0:00:20 [edit] Locating where we are (moving from combinatorics to low algebra of usual knots)
0:01:51 [edit] Reminder from last time:

Space of knots \mathcal{K}; space of finite type knot invariants \mathcal{V} ; weight systems of finite type invariants \mathcal{W} = \mathcal{A}^* where \mathcal{A} = \mathcal{D}/4T

We proved that \mathcal{A} is a graded commutative co-commutative bi-algebra.

0:03:45 [edit] Goal: Describe the relationship between \mathcal{A} and Lie algebras.
0:04:11 [edit] Introducing a new pictorial presentation \mathcal{A}^t of \mathcal{A} in order to introduce the relationship between \mathcal{A} and Lie algebras (t stands for trivalent vertex).
0:11:12 [edit] Degree of a trivalent diagram = total number of vertices / 2

\mathcal{A}^t = set generated by trivalent diagrams / (AS, STU)

definition of IHX relation

0:15:44 [edit] Claim: \mathcal{A}^t(O) = \mathcal{A}^t(|)

Pf: essentially same as \mathcal{A}(O) = \mathcal{A}(|) (close/open the loop, apply the relations to prove 'open' is well defined)

0:22:59 [edit] alternative view for the relations (in terms of connecting to hooks around a vertex).
0:23:38 [edit] Prop: \mathcal{D}^c \rightarrow \mathcal{D}^t under inclusion. The inclusion descends to an isomorphism from \mathcal{A} to \mathcal{A}^t (in particular the map is well defined under the equivalence relations modded out)
0:28:10 [edit] the descended map is onto
0:29:58 [edit] The descended map has a well-defined inverse.
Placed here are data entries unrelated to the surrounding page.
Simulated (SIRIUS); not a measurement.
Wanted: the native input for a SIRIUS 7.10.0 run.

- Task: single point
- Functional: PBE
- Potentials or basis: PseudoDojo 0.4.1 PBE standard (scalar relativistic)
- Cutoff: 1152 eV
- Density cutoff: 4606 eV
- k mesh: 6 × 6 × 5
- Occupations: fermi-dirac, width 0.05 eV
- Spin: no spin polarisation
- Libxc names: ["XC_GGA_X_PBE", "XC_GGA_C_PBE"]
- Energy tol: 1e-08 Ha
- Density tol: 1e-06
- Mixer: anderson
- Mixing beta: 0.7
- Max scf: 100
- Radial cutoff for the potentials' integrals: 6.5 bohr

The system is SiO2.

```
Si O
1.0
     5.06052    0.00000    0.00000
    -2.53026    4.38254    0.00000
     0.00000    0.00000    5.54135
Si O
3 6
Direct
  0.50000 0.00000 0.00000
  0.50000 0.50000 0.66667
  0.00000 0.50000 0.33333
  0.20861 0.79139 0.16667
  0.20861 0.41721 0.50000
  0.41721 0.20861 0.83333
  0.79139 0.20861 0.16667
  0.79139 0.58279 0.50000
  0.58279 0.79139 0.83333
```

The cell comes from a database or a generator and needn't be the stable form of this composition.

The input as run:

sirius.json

(By induction on the number of internal vertices)

0:42:04 [edit] Claim: STU \Rightarrow IHX.
0:44:23 [edit] The ugly way of proving the claim
0:45:32 [edit] The pretty way (through free associative algebra and commutators)

- i.e. the STU relation translates to the definition of [ , ] and the IHX relation translates to the Jacobi identity.